The Raspberry Pi is a great platform, but something that is often frown upon is that it relies on a SD card for its system storage.
They get corrupted...
They fail...
They are bad...
First of all, this is because cheap, bad quality SD cards are often used. They are great to start playing with your Pi, but if you are not just playing then you may want to invest in an industrial-grade SLC SD card which will perform as well as any other storage alternative.
Then, often external factors lead to filesystem or data corruption which are not related to SD cards. For instance, an unstable power supply could cause these issues on any storage media... but on Raspberry Pi the poor SD card is the only one to blame, so let's blame it...
SD cards are fine...On the other hand SD cards are a very convenient solution: small, easy to flash, easy to replace, easy to find... basically, they are just the best option for something like the Raspberry Pi. There, I said it...
What else is there?Now enters the Raspberry Pi Compute Module: they had the great idea of bringing the Raspberry Pi platform to an easier embeddable format for industrial applications.
The standard version comes with an embedded eMMC Flash device which replaces the SD card. Then there is the "Lite" version which instead replaces the SD card with... well... nothing! In fact, the bus lines which normally connect the CPU to the SD card are simply routed to the DDR2 SODIMM connector (where all the GPIO pins are too) so that you can connect it to whatever storage media you prefer...

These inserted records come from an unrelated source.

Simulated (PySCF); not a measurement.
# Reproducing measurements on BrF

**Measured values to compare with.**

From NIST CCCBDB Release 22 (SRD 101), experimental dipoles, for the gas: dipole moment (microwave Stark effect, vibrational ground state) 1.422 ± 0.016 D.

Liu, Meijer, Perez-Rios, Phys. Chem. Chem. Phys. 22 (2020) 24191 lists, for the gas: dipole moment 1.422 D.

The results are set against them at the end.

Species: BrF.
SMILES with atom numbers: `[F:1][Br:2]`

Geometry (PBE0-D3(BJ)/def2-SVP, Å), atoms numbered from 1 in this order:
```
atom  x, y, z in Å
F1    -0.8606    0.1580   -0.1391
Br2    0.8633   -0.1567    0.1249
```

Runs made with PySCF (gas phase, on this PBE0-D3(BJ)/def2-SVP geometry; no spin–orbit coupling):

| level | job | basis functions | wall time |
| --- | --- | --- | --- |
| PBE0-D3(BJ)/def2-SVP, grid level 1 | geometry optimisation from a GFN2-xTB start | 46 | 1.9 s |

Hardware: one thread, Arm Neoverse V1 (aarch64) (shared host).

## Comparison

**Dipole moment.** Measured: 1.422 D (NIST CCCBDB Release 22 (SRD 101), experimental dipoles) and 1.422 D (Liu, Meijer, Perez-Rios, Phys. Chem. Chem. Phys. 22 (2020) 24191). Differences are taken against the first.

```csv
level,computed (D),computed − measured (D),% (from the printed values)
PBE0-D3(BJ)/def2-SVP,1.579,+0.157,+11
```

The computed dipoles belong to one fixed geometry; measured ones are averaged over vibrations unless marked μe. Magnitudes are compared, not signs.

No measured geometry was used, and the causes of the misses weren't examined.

Wait, what?And if you can connect it to one storage, then maybe you can connect it to something that switches between more of them... and SD cards are so convenient... maybe, if you are still not convinced on the reliability of 1 SD card, would 2 do?
And even if you already are a SD card supporter, well, having 2 of them comes with great perks... I'll get to that soon.
More SD cards, please!Introducing Strato Pi CM Duo!
The Strato Pi family encompasses a range of industrial servers based on the Raspberry Pi platform, specifically the Strato Pi CM series is based on the Compute Module and its latest version is Strato Pi CM Duo.
Amongst all the other reliability and security features shared with the other modules in the Strato Pi family, its highlight is the support for 2 SD cards!
First of all, how does it work?
Basically the SD bus lines of the Compute module are connected to a high-speed switching matrix that can route the bus to 2 different microSD card holders. With simple commands from the Raspberry Pi you can then switch between them.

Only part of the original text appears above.